Some would see my love for Scouting as the motivating factor here, but they would be wrong. I love Scouting, don't get me wrong, but it is not my love for Scouting that makes me say yes to these kinds of opportunities. It's my love for Jesus and my call to ministry. My life's work has been telling people about Jesus -- especially, telling young people about Jesus. That hasn't stopped because I retired; in some ways, retirement has freed me up to do ministry without the distractions of The Job.
Being a pastor not only has its distractions -- meetings, administration, keeping difficult people happy, keeping discouraged people connected, and so on -- but, well, the dirty little secret of the Church as we experience it is this. A majority of people in a majority of churches -- even evangelical/orthodox/spiritual/whatever you want to call them churches -- are not serious about making disciples. They haven't the first clue how to go about it, and they don't want to learn. This doesn't mean they're bad people, or unbelieving. They are, by and large, good people, concerned about their own souls and about those of their families. And they want their churches to prosper. But they can't see all the people I see who want to believe and belong -- and if they could see them, they would just count them as a nuisance instead of an opportunity.
Why do I do so much Scouting ministry? It's not because it gives me an opportunity to do Scouting, but because it gives me an opportunity to do ministry. I get to teach little kids how to pray! I get to tell a whole bunch of men and teens -- a goodly portion of whom rarely darken the doors of the church back home -- about the love of God and the adventure of faith. I get to talk with young adults who are wrestling with the future they're grasping for. And they want me to do this. They seek me out!

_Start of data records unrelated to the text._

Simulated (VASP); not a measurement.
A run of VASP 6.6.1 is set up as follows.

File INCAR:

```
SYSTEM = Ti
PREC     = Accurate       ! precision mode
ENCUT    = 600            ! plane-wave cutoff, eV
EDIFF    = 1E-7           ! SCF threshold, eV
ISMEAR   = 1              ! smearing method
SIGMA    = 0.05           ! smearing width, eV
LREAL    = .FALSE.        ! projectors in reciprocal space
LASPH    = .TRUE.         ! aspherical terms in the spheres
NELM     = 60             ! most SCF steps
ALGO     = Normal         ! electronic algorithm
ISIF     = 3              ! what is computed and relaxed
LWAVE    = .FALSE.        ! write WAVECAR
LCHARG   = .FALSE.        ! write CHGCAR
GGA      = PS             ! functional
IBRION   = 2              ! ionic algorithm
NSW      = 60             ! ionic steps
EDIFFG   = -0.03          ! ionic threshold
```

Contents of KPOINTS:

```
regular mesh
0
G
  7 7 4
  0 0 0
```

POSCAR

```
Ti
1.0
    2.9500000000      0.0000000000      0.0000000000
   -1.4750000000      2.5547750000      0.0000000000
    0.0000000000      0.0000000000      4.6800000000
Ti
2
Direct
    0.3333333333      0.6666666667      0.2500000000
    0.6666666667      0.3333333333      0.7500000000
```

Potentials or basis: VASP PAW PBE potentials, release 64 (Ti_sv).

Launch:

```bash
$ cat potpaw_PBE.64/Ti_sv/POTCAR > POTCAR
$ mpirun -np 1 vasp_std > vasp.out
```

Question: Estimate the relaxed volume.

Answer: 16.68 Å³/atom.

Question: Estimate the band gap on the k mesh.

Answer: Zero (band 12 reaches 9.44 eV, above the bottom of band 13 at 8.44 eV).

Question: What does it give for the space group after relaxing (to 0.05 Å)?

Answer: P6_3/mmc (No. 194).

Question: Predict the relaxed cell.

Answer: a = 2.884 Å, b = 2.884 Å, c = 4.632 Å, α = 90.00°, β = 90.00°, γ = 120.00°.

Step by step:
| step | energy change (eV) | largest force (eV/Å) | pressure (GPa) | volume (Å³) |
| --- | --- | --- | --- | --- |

Compare that with the people who make excuses about having to teach Sunday School. With the people who are fine with letting youth ministry slide so long as their church connection meets their own needs and convenience. With the people who complain about messes and dirt and want to write endless lists of rules. With the people who want their church to grow but who can't think of anyone to invite. With those who are jealous of the pastor's time spent with those people, but who won't respond when the pastor offers to spend time with them and theirs. As I say, these are not bad people. They'll work, and work hard, doing programs, running events, attending things. But an awful lot of them don't know what actually matters, and they won't learn; meanwhile, the few who do know or want to learn struggle to do their ministry while the church piles all kinds of other responsibilities on them.
Behold! Kids matter. Lonely people matter. Overwhelmed parents matter. The spiritually hungry of all ages matter. I was sent to them, to seek them out wherever they might be found. I am as surprised as anybody that so many are found in uniforms of one color or another (adorned with lots of bright patches), but so it is. And best of all, these hearers are eager to listen to what I have to tell them. Who knows what wonders they might receive because they believed the word that was told them?